The offenses. The Defendant arrived illegally in the United States in 1978 and obtained political asylum in 1989, using a false identity and a fabricated story of persecution. He was granted permanent resident status in 1993 and in 2000 was naturalized as a United States citizen under the name “Almaliki Nour,” having provided false information of his name, birth date, and national origin. In 2003 Malki was hired as an interpreter for the contracting company, Titan, and was assigned to provide translation services for military intelligence personnel in the 82nd Airborne Division of the United States Army in Iraq. He was stationed at Al Taqqadam Air Base (“TQ”), which is located in Al Anbar province in an area west of Baghdad in the “Sunni Triangle.” In obtaining security clearance for his position, Malki again provided false information about his background. He gained access to classified information in his position at Titan but was not permitted to possess classified information and was advised that he could only view such information after receiving specific authorization on a “need to know” basis. On a second tour in Iraq in 2004, Malki again provided translation services to United States army intelligence personnel.

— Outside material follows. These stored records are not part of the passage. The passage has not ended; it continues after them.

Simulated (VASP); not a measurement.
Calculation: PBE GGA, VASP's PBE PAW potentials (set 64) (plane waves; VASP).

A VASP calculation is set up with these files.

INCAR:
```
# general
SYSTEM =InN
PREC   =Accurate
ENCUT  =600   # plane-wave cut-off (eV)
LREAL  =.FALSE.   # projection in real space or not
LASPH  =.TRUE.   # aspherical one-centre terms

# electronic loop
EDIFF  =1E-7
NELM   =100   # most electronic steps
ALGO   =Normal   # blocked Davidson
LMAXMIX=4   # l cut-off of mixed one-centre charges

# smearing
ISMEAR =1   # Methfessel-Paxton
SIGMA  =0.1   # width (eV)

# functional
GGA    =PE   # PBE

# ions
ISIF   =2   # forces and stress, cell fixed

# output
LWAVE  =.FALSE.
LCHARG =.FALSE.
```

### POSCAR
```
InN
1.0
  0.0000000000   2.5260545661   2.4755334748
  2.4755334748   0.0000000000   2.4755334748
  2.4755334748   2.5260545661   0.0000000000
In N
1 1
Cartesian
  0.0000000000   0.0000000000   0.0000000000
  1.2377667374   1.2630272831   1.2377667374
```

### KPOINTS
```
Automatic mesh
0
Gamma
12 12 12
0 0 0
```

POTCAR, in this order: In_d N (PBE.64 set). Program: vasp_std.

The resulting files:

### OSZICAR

At the end of his second tour, Malki was questioned by agents for the FBI and the Department of Defense to determine whether he should continue to have access to classified material. He reiterated the false information he had previously provided on other occasions regarding his fictitious name, national origin, and family background. At this time, Malki also gave consent to search his apartment in Brooklyn, New York, where the FBI recovered classified material from the 82nd Airborne Division at TQ, three documents and a fourth document contained on a CD-ROM.
Upon returning to New York, he was interviewed by FBI agents and admitted that he had assumed a false identity in order to obtain political asylum and later United States citizenship and that he was in fact a Moroccan national named Noureddine Malki. Malki was arrested in October 2005.
The charges. Malki pled guilty to three offenses charged in an initial indictment: two counts of making material false representations to the executive branch of the United States government, in violation of 18 U.S.C. § 1001(a)(2), and one count of falsely procuring American citizenship, in violation of 18 U.S.C. § 1425(a). He also pled guilty to four counts of a second indictment charging that “having unauthorized possession of a document relating to the national defense,” he “knowingly and willfully retained” the document and “failed to deliver it to the officer and employee of the United States entitled to receive it,” in violation of 18 U.S.C. § 793(e). Each of these four counts concerns a different document. These offenses were based on the classified documents recovered at Malki's apartment.
Sentencing. Malki's amended presentence report (“PSR”) combined sentencing recommendations for the offenses in both indictments. For the false statement counts in the first indictment, Malki's base offense level was 6, and the PSR recommended a 2-level enhancement for obstruction of justice. For the third count of falsely procuring United States citizenship, Malki's base offense level was 8 with a 4-level enhancement for fraudulently obtaining an American passport and a 2-level enhancement for obstruction of justice. Malki's adjusted offense level for the three offenses charged in the first indictment was 14, pursuant to applicable grouping rules, see U.S.S.G. §§ 3D1.1-.5
With respect to the four violations of section 793(e), the PSR used section 2M3.2 of the Guidelines, entitled “Gathering National Defense Information.” Section 2M3.2 provides a base offense level of 30 for non-top secret information, such as the documents in Malki's possession. The PSR recommended a 2-level enhancement for abuse of trust, see id. § 3B1.3, and another 2-level enhancement for obstruction of justice, see id. § 3C1.1, and denial of a reduction for acceptance of responsibility, see id. § 3E1.1, resulting in an adjusted offense level of 34. The four counts for violating section 793(e), which were grouped with each other, could not be grouped with the three counts of the first indictment, but because level 14, applicable to the first indictment counts, was more than 9 levels less serious than level 34, applicable to the second indictment counts, the total adjusted offense level remained 34 for all seven counts. See U.S.S.G. § 3D1.4(c).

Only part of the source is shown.